An Interview with the Publisher of sunnyoutside, David McNamara


In preparation for our upcoming table-sharing at the AWP conference in Seattle, we asked editor David McNamara of sunnyoutside, a small press located in Buffalo, New York, a few probing questions. We figured if we’re about to be in the trenches together, we ought to get to know one another. We are honored that their books will be displayed next to The Austin Review at the conference, and you can find them at table Q9.   

The Interview

The Austin Review: What was your experience with writing before starting the press, and what made you want to go into publishing?

David McNamara: My younger self fancied himself a writer and I studied writing at university and the Poets’ House in Ireland. I got published a little bit here and there, and even did some spoken word stuff, including performing live on an NPR affiliate and at Lollapalooza one year. 

That whole while I was also interested in various publishing-related things—printing, typography, image manipulation, paper, et cetera. I grew up with zines and was always sort of drawn to ink on paper. My first publishing venture was actually a music zine that was mostly interviews and reviews, but it didn’t take too long for the two interests to find each other and I began to focus on literary endeavors.

TAR: What was your vision, and what differentiated sunnyoutside from other publishers when you first started it, and how has that evolved?

DM: I don’t know if I was ever too interested in differentiating; I just wanted to do what I wanted to and do it well, in both the production sense as well as in the moral, treat-people-well sense. But the plan was always to put out very good writing in the manner that it deserves.

In that sense, nothing has really changed, although I’m a better printer now than I used to be, our budget has grown a little bit, and we’ve won the trust of some wonderful independent bookstores that help us get the words we believe in out into the world.

TAR: What do you look for in work you're considering for publication? Is there a specific thing that makes you say: That's it!? 

DM: Brian Mihok, our associate editor, is actually the gentleman in charge of submissions these days, but I think we both like texts that are vivacious and humanist and quirky on their own terms. If something is well-written and engaging, it really doesn’t matter if it’s funny or dark or of a particular genre.

TAR: What new titles can we expect to see at your booth during AWP? Tell us a little bit about them... 

DM: Our next two books won’t be officially released until March, but we’ll be debuting both at AWP—and, in fact, both authors will be reading on Saturday at the JewelBox Theater at five p.m. (along with authors from Magic Helicopter Press, Hyacinth Girl Press, Future Tense Books, Mammoth Editions, and Calamari Press).

Needless to say, we’re excited about both, and delighted that both authors—James Brubaker and Rusty Barnes—will be in Seattle with us.

Rusty’s book is titled Reckoning and is actually both his and our first novel, so that’s pretty exciting. It’s a gritty Pennsylvania Appalachia coming of age romp in the form of some fine storytelling. 
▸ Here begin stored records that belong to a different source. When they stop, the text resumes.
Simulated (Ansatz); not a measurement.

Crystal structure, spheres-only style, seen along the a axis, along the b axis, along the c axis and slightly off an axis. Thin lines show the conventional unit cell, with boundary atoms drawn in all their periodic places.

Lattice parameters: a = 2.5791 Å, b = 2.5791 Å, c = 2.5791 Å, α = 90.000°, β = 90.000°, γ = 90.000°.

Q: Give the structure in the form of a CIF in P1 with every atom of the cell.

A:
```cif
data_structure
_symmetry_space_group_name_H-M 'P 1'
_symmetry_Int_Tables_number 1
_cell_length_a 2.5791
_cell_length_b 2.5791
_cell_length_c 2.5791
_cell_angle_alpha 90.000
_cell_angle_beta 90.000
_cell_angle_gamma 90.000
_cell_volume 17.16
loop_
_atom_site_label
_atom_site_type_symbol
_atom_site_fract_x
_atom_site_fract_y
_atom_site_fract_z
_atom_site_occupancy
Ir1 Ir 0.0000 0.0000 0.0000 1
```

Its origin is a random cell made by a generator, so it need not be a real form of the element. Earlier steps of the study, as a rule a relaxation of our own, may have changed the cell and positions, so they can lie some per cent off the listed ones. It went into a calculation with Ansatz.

James’s book is Pilot Season, which is a fairly sardonic (but sympathetic) take on contemporary television culture in the form of television pilots. They’re basically flash fiction pieces that take turns being funny and warm and thought-provoking.

TAR: What's in the works--anything you can share? 

DM: In the very near future we’ll have a great collection of short stories out by John Carr Walker and poetry books by William Taylor, Jr. and Sarah Boyer. Shortly after that will be our second novel, by Greg Shemkovitz, and a novel-in-verse by B.J. Best. And then, probably and hopefully in time for AWP 2015, a short-story collection by Ben Tanzer, nonfiction by Nate Liederbach, and poetry by Deborah Wood. Possibly more-or-less in that order. And there will probably be at least a couple chapbooks sprinkled in there at some point.

TAR: And finally--reading for a press takes a ton of time and energy. What's the best thing you've read lately that wasn't for the press?

DM: Caitlyn Paley’s “Goat Caitlyn” that Metazen recently published.

TAR: That piece is great.

Thanks so much for taking the time to talk with us, David, we’re excited to see your books at AWP!